Azure / azure-sdk-for-java

This repository is for active development of the Azure SDK for Java. For consumers of the SDK we recommend visiting our public developer docs at https://docs.microsoft.com/java/azure/ or our versioned developer docs at https://azure.github.io/azure-sdk-for-java.
MIT License
2.36k stars 2k forks source link

[BUG] EventHub's retry method always adds 4 seconds to a configured delay #38596

Open adriannowak opened 10 months ago

adriannowak commented 10 months ago

Describe the bug EventHub SDK fails to deliver retry messages at configured rate. Seems it just ignores the delay which is set in AmqpRetryOptions.getDelay() and by some reason adds extra time SERVER_BUSY_WAIT_TIME. This property is not configurable, and is always 4 seconds. In a consequence SDK delivers messages slower than it is expected.

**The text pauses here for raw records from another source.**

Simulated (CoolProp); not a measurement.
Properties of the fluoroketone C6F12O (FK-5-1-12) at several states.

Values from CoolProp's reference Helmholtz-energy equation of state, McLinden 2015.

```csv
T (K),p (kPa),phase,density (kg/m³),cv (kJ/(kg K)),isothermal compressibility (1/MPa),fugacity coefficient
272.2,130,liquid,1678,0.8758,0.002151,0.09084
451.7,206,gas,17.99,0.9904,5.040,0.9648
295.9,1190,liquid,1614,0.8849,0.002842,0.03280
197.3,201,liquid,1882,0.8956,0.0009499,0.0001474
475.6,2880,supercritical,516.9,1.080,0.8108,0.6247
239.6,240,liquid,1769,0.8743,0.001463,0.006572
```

Exception or Stack Trace Add the exception log and stack trace if available N/A

To Reproduce Steps to reproduce the behavior:

The following unit test should pass after at most 5 seconds (1 failure + 2 retries + timeout 3x500). With the latest version of SDK following code takes 16 seconds.

    @Test
    @Timeout(value = 5)
    void withRetryMono() {
        // Arrange
        final String timeoutMessage = "Operation timed out.";
        final AmqpRetryOptions options = new AmqpRetryOptions()
            .setMaxRetries(2)
            .setTryTimeout(Duration.ofMillis(500))
            .setMode(AmqpRetryMode.FIXED);

        final AtomicInteger resubscribe = new AtomicInteger();
        final Mono<AmqpTransportType> neverFlux = TestPublisher.<AmqpTransportType>create().mono()
            .doOnSubscribe(s -> resubscribe.incrementAndGet());

        StepVerifier.create(RetryUtil.withRetry(neverFlux, options, timeoutMessage))
            .expectSubscription()
            .expectErrorSatisfies(error -> assertTrue(error.getCause() instanceof TimeoutException))
            .verify();

        assertEquals(options.getMaxRetries() + 1, resubscribe.get());
    }

Code Snippet Add the code snippet that causes the issue.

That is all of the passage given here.